4 reasons Facebook went down so badly last week

4 reasons Facebook went down so badly last week

Packet switched networks were designed to withstand a nuclear attack. However, a series of mistakes triggered by a command that slipped through the auditing tools caused a global outage of Facebook on the 4th of Oct 2021, which is estimated to have temporarily cost 47 billion in market cap of the company, on top of a revenue loss between 60 and 100 million. More importantly, such events reveal how vulnerable our society has become to complex software systems. In this blog post we review the causes that triggered Facebook’s outage and the known facts about it. We will follow up in a second post with a plea for BGP change validation, a key technology to make BGP networks more resilient.

20211008_FacebookDown_Blog2.jpg

Fundamentals

The Internet is a network of networks, which are connected with each other at various locations around the world to exchange traffic and deliver services to other networks or end-users. To support this traffic exchange on the data plane, where data packets flow, networks need to communicate on the control plane, where control information flows. The current inter-domain routing system, built upon the mechanisms of the Border Gateway Protocol (BGP) [14], facilitates this control-plane interaction, and enables networks to send and receive reachability information related to their Internet Protocol (IP) prefixes (i.e., groups of IP addresses) and the paths leading to them on the level of Autonomous Systems (AS) which are assigned to different organizations. Despite its scalability and capabilities of expressing complex routing policies, BGP is known to have many fundamental problems and has been the subject of extensive research for almost three decades [13].

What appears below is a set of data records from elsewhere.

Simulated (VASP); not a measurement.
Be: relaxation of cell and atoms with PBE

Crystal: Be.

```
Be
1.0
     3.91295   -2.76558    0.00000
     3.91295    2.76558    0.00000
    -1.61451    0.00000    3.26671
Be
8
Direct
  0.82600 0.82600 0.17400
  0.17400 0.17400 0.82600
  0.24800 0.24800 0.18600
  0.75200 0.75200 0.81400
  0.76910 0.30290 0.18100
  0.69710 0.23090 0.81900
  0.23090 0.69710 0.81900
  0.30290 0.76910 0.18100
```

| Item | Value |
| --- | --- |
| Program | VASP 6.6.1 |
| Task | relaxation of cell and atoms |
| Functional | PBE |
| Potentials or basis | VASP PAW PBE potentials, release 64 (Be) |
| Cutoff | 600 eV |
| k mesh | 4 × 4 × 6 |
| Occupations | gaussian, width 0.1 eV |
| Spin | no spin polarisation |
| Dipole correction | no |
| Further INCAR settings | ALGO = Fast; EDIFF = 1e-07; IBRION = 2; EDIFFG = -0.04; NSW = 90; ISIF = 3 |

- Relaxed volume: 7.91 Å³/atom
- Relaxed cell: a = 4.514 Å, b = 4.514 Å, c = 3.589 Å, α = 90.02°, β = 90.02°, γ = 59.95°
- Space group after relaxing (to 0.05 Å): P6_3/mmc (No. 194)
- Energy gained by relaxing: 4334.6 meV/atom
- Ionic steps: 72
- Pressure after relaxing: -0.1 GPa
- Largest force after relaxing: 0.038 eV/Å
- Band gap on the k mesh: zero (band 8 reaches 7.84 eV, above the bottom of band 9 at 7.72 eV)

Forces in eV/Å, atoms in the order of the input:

Facebook’s global outage: What happened?

On October 4 Facebook experienced a global outage that lasted almost 6 hours and affected the services of Facebook and its affiliated services WhatsApp, Instagram and Oculus. The company initially released a brief update on the same day [7] stating that it was the result of a configuration change in the network; specifically on the backbone routers that coordinate network traffic between their data centers. The change cascaded to inter-data-center communications, and led to Facebook resources (incl. other application domains) disappearing from the Internet and the staff themselves having issues getting the service going again. In effect, Facebook looked to be “off the grid” for several hours.

A follow-up update shed more light on the matter [8]. During a maintenance operation, an erroneous configuration command, which slipped past the auditing tools, unintentionally took down the backbone inter-datacenter network connections, isolating Facebook’s data centers from each other and the Internet.  This is remarkable because packet switched networks were designed to withstand failures. It seems that logical centralization in the design of the  inter-data center backbone has introduced a single-point of failure. Facebook’s DNS servers could not contact the data centers any more, thus signaling unhealthy/broken network connections on the data plane. This data plane behavior was coupled with automated control plane countermeasures; servers were programmed to automatically withdraw the respective BGP advertisements for the affected IP prefixes. This seems to be an indication that they use anycast [2], announcing the same route from multiple locations and selectively withdrawing (some of) them when needed for maintenance, load redirection or other reasons. BGP withdrawals are useful in the case of a limited number of FB sites being offline; the client requests would be served by the next (closer) available Point οf Presence (PoP) as a fallback. However, they can prove disastrous in the case of global site outage, as in the actual scenario that occurred. Moreover, Facebook did not seem to have some sort of out-of-band access in place. The end result: despite the DNS servers themselves being actually operational, they became unreachable. DNS did not work any more, rendering not operational  internal management tools that would be normally used to resolve the situation. Activating on-site security protocols, getting people in the data centers and gradually restoring services in a staged fashion prolonged the problem in the order of several hours.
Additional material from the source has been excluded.